AMD has presented new research that could make neural texture compression more efficient, although the work is still far from becoming something you can use in today’s games. The research, called PEPS, short for Positional Encoding Projected Sampling, was shown at the I3D Symposium and focuses on improving how neural networks represent texture data.
Neural texture compression is a possible future solution for reducing the memory footprint of game assets. Instead of storing texture data only in a traditional format, the method trains a small neural model to learn how texture coordinates map to color or signal values. In simple terms, the model learns the texture and then recreates it when needed.

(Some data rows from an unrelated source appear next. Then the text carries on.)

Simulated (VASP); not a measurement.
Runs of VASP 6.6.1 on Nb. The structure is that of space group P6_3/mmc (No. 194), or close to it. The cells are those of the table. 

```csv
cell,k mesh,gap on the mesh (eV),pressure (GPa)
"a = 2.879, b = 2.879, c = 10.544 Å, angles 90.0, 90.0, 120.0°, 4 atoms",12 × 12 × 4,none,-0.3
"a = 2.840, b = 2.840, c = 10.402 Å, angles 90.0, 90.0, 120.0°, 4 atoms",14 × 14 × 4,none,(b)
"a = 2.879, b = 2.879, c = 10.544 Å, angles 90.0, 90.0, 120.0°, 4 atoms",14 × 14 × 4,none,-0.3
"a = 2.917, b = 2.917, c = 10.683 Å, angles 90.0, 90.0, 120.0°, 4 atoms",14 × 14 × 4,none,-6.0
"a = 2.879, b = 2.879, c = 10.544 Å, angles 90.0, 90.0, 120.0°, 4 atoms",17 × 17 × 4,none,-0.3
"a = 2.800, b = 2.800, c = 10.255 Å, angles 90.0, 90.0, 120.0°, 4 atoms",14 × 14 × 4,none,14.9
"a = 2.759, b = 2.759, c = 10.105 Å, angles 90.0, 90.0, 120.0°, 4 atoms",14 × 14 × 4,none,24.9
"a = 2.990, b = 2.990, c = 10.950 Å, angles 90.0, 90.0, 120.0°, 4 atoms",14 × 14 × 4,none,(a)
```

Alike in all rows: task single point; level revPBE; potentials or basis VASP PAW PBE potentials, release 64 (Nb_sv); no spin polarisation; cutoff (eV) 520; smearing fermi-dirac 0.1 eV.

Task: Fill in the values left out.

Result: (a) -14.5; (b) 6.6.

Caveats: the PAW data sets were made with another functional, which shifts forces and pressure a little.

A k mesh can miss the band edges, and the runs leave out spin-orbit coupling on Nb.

That approach can save memory, which is becoming more important as modern games use larger textures while many graphics cards still ship with limited VRAM. The tradeoff is that neural methods add compute cost, since the GPU has to do extra work to reconstruct the texture.
PEPS changes how positional encoding feeds information into the model
The main change in AMD’s PEPS research is how positional encoding is handled. Positional encoding usually takes low dimensional coordinates and projects them into a higher dimensional sine and cosine representation. PEPS builds on this idea by treating each sine and cosine projection as a point on a Lissajous curve, then sampling an encoder or grid at those projected points.
That gives the neural model more useful information to work with, which can reduce the number of model parameters needed at similar quality. According to the reference material, AMD’s approach can cut model parameters by about 25 percent while keeping comparable image quality.
The cost is performance. AMD’s testing on a Radeon RX 9070 XT showed that generating a 1024 by 1024 three channel texture took 4.32 ms with the BI grid baseline. Grid PEPS increased that to 5.47 ms, while a more optimized Grid PinkPEPS version brought the time down to 4.86 ms.
| Method | 1024 by 1024 texture generation time | Main point |
|---|---|---|
| BI grid baseline | 4.32 ms | Fastest result in the listed test |
| Grid PEPS | 5.47 ms | Smaller model, but higher compute cost |
| Grid PinkPEPS | 4.86 ms | More optimized PEPS variant |
| Reported model reduction | Around 25 percent | Comparable quality with fewer parameters |
PEPS may also have value outside normal texture compression. AMD tested the approach with signed distance functions, which are used in 3D rendering to represent shapes and surfaces. These can require large high resolution grids, so reducing memory use through neural compression could be useful. In the Pitted Stonefish SDF test, Grid PEPS reportedly came close to matching non PEPS methods that used eight times more encoder parameters.

The research is promising, but it should not be mistaken for a feature that is ready for Radeon owners today. Neural texture compression is still early in consumer gaming. NVIDIA has public demos and tooling in this area, but there are still no major games using a full neural texture compression pipeline. AMD also has not turned this research into a branded consumer feature inside its FSR suite.
For now, PEPS is best seen as a research step. It shows that AMD is exploring ways to reduce texture memory demands while keeping quality stable. That matters as game assets grow and VRAM limits remain a concern, especially for lower memory graphics cards. The real test will come later, when methods like this can run fast enough, fit into game engines cleanly, and deliver clear benefits without adding too much latency or complexity.